Tuesday, April 1, 2008

REM - "Accelerate" (Warner Bros. 2008)

As you're probably aware, there's an immense amount of hype surrounding the release of this record. So why should an uppity little shit like me bother reviewing it? Well, see if you can make it to the bottom and maybe you'll understand.

In 1986 the only exposure I had had to REM was the video for "Can't Get There From Here" that had been rotating on MTV. I based an assumption that they were a lame new wave band from that song and video and had put them out of my mind with the heaps of other crap being released at the time. In early 1987 it so happened I was in a car with a friend of my girlfriend's brother waiting on somebody one night (don't ask). He popped in a cassette and one of the most searing, honest to God rock 'n' roll songs I had ever heard erupted from the speakers. "Who the fuck is this?" I asked my passing acquaintance. After looking at me like I was a clueless hick dressed up like a punk rocker (let's not explore that too deeply) he answered, "REM". The song was "Begin the Begin" and the album was Lifes Rich Pageant (IRS Records 1986). My opinion of the band changed immediately. I went out and bought everything by them. I had found music that wasn't punk rock but still was the very essence of rock 'n' roll. I only wished (and still do) that I had clued in earlier.
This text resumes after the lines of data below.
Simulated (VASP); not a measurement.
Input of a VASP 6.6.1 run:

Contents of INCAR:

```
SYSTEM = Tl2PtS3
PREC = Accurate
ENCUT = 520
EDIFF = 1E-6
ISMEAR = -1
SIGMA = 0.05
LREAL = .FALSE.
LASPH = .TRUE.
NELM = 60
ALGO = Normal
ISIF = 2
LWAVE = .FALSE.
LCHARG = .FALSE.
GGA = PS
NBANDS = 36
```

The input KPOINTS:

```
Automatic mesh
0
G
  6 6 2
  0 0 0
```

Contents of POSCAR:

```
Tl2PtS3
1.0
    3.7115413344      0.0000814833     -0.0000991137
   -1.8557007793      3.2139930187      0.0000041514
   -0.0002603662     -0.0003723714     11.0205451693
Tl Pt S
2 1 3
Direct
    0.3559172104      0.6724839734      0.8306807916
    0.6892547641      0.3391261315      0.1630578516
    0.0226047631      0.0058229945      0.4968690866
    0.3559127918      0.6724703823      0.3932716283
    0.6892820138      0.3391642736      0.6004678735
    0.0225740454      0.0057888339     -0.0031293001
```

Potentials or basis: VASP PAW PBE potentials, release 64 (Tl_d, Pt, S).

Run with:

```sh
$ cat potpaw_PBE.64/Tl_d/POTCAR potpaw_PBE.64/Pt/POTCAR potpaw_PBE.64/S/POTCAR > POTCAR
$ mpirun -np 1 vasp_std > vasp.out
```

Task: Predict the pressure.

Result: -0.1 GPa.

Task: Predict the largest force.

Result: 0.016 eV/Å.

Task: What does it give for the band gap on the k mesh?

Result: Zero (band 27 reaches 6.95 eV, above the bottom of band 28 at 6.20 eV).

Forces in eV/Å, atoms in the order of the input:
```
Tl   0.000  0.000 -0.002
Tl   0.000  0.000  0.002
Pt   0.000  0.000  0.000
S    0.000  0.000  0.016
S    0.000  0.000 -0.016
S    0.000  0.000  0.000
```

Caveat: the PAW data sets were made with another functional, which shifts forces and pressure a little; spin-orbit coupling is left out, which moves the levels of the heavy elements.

Document (IRS Records 1987) was released later that year and I was again knocked on my ass. This was American post punk. Fuck that - this was American rock 'n' roll combining the most admirable qualities of the music of The 60's and early 70's and updating it through the filter of punk and post punk. And it was from the USA, dammit. It left Springsteen and Johnny Cougar (or whatever the fuck he was calling himself back then) so far back in the dust you could neither see nor give a shit about them. Straight up American rock 'n' roll that didn't suck. In the 1980's. Saints forefend.

Then came the disappointment of Green (WEA 1988). To me, it was downhill from there. The spirit was gone. Michael Stipe's lyrics, always introspective, became self consciously introspective and maudlin. Peter Buck's by turns fiery and beautifully melodic guitar work seemed more and more an afterthought. The music kept getting mellower and more radio friendly. There was the well intentioned attempt to return to rock 'n' roll with 1994's lackluster Monster, but you could tell their hearts weren't in it. More mellow, boring records were to follow. The songs were formulaic and all sounded the same. I gave up. In my mind one of my favorite bands had faded away without even realizing it.

As I was wandering through a certain soulless corporate chain electronic gadgets store in search of a gift today I noticed the last copy of REM's latest, Accelerate, on the best seller rack. What the fuck?, I thought, I'll give it a shot for old time's sake.

I slid the CD into the player in my van not expecting much. What came blasting out of the speakers was one of the most searing, honest to God rock 'n' roll songs I've heard in a long time. Album launcher "Living Well is the Best Revenge" is not only the strongest album opener from REM since "Begin the Begin", it's one of the strongest album openers I can bring to recent memory. Any fears of formulaic repetition are dispelled with the following track, "Man-Sized Wreath" - vintage REM with a hooky verse broken up by some minor key audial weirdness turning around into an anthemic chorus. Track three - immediate guitar hook, great vocal melody, brilliant sing-along chorus.

This is the record that should have followed Document. It's got all the pop hooks, musical experimentalism, esoteric lyrics with a strongly political undertone, and dynamics to spare that characterized the classic years of REM. "Mr. Richards" is reminiscent of "Finest Worksong", building on its intrinsic droning construction, "Until the Day is Done" is mellow and overtly political, "Horse to Water" builds on the choppy verse - smooth, melodic chorus dynamic found in many REM songs and takes the prize for strongest track, "Houston" is odd in that fashion that is uniquely REM.

This might all smack of a nostalgia record - returning to a tried and true formula to shake things up and make some old fans happy. That isn't the case. This album displays a return to the spirit of classic REM, and while they certainly pull some familiar tricks out of the bag, this record sounds as fresh and contemporary as anything out there.

I know all this is much more specific that I tend to get with a record review, but hearing Accelerate was, for me, like finding out a friend you thought was dead is actually alive and well. He's just been missing for 20 years. I had consigned REM to a relic of my youth, and here they come, spinning my head around by proving they still have it in them to be one of the greatest rock 'n' roll bands in the world.

Record labels typically generate hype to disguise the fact that they're releasing a weak product upon which they blew the bank. But occasionally, very occasionally, the hype is there because there's a fucking masterpiece worthy of it. I think you've got a pretty good idea of what I think. Go buy it and decide for yourself.

4 out of 4 fables


Jane said...

this is very good news indeed.

MiseryCreek said...

You're telling me. A few more surprises like this in my life and I might not die of a broken heart.